Hitman vol. 6 TPB: For Tomorrow – Garth Ennis

2 out of 5

…The character had just run its course by now, or at least within the confines of what Garth seemed willing to do under a DC banner.

Packing in a boatload of issues – 13 – and a surprising number of storylines, the ‘For Tomorrow’ trade has Tommy and crew repeating a lot of what’s come before, but a lot less effectively.  The send-offs for some characters – the title story, and concluding ‘The Old Dog’ – lack the emotional punch of some of the previous, more serious arcs, and in the case of the latter, feels almost lazy when delivering its final blows as an afterthought.  Driving that home is a ‘fifty years later’ flash forward that feels like a back-pedal attempt at reminding us that some serious shit has happened.  “Look!  Remember what we did?” it yells, which is sort of what the Hitman series became a few issues back already.

The combo of McCrea and Leach has also loosened up undesirably, Leach no longer hemming in John’s pencils to a grittier vibe.  Sure, it allows for more of that McCrea personality in the designs, but the series was at its best when downplaying its excesses, McCrea-ness included.  Carla Feeny’s colors also start to get grossly digital about halfway through.

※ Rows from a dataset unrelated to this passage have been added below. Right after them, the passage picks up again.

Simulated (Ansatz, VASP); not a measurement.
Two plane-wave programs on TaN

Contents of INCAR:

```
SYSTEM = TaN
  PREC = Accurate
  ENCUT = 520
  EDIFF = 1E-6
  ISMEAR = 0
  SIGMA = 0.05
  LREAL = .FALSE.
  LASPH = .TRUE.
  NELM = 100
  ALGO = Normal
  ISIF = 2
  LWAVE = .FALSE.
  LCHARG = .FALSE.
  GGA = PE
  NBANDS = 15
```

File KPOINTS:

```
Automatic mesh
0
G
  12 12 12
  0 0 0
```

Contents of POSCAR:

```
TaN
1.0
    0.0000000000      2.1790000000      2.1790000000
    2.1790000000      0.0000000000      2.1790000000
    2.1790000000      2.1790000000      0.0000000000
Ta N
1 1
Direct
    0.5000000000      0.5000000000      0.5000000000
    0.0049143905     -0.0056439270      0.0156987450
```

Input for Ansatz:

…And our characterization hits an all time low, with Tiegel written at jocky levels of awareness and disgustingly drawn by John later on, all T & A.  Tommy frets about his relationship when it matters, grouses about brotherhood at others, and men are manly and deliver cold stares at clipped points of wisdom.  The series, in attempting to encompass more adult sensibilities but tempered toward actionry by its DC readership, becomes exactly the kind of dunderheaded display of masculinity Ennis normally picks on.

Every single move here is either done better by Garth in another series or earlier on in Hitman itself.  My overt negativity here is due to reading it in one sitting, which allows this repetitiveness to really stack up on itself, but taken an issue at a time its certainly tolerable, with flashes of charm in there that remind us what so briefly made this series really promising.